In addition to our Cricket network footprint, we have entered into roaming relationships with other wireless
carriers that provide our customers with nationwide voice and data roaming services over an extended service area
covering approximately 285 million POPs. We have also entered into a wholesale agreement which permits us to
offer Cricket services outside of our current network footprint. These arrangements enable us to offer enhanced
Cricket products and services, continue to strengthen our growing retail presence in our existing markets and further
expand our distribution nationwide.
Some of the licenses we and Savary Island hold include large regional areas covering both rural and
metropolitan communities. We believe that a significant portion of the POPs included within these licenses
may not currently be well-suited for Cricket service. Therefore, among other things, we and/or Savary Island may
seek to partner with others, sell some of this spectrum or pursue alternative products or services to utilize or benefit
from the spectrum not otherwise currently used for Cricket service.
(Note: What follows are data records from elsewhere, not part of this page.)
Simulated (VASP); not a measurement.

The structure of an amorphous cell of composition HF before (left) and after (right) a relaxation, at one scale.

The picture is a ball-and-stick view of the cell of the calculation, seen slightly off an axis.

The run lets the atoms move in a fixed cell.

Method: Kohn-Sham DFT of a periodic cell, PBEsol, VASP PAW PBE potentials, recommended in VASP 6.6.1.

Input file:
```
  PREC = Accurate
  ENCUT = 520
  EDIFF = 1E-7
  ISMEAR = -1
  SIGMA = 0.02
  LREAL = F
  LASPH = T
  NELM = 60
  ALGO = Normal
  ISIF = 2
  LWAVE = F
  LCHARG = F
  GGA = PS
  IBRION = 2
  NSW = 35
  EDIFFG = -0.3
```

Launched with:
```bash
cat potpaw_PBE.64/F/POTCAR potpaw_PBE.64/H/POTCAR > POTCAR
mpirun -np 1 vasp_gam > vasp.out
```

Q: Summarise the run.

Cricket Joint Ventures and Designated Entities
LCW Wireless
Cricket service is offered in Oregon by LCW Operations. LCW Operations and its parent company, LCW
Wireless, are wholly-owned subsidiaries of Cricket. We originally acquired a 73.3% non-controlling membership
interest in LCW Wireless in 2006. LCW Wireless was formed as a “very small business” designated entity under
FCC regulations. On March 30, 2010, we acquired an additional 23.9% membership interest in LCW Wireless from
CSM Wireless, LLC, or CSM, following CSM’s exercise of its option to sell its interest in LCW Wireless to us for
$21.0 million, which increased our non-controlling membership interest in LCW Wireless to 94.6%. On August 25,
2010, Cricket acquired the remaining 5.4% of the membership interests in LCW Wireless following the exercise by
WLPCS Management, LLC, or WLPCS, of its option to sell its entire controlling membership interest in LCW
Wireless to us for $3.2 million and the exercise by us of our option to acquire all of the membership interests held by
employees of LCW Wireless.
Denali and Savary Island
Cricket service is offered in the upper Midwest by Denali Operations. Denali Operations and its parent
company, Denali, are wholly-owned subsidiaries of Cricket. We originally acquired an 82.5% non-controlling
membership interest in Denali in 2006. Denali was formed as a “very small business” designated entity under FCC
regulations and purchased a wireless license in the FCC’s auction for Advanced Wireless Services spectrum, or
Auction #66, covering the upper Midwest portion of the U.S. On December 27, 2010, we purchased the remaining
17.5% controlling membership interest that we did not previously own in Denali for $53.5 million in cash and a five-
year $45.5 million promissory note. Interest on the outstanding principal balance of the note varies from
year-to-year at rates ranging from approximately 5.0% to 8.3% and compounds annually. Under the note, we
are required to make principal payments of $8.5 million per year, with the remaining principal balance and all
accrued interest payable at maturity. Our obligations under the note are secured on a first-lien basis by certain assets
of Savary Island. In connection with the acquisition, we also paid $11 million to the FCC in unjust enrichment
payments. Effective as of the closing of our acquisition of the remaining membership interest in Denali, the
management services agreement, senior secured credit agreement and related agreements among Cricket and
Denali and its subsidiaries were terminated and all remaining outstanding indebtedness (including accrued interest)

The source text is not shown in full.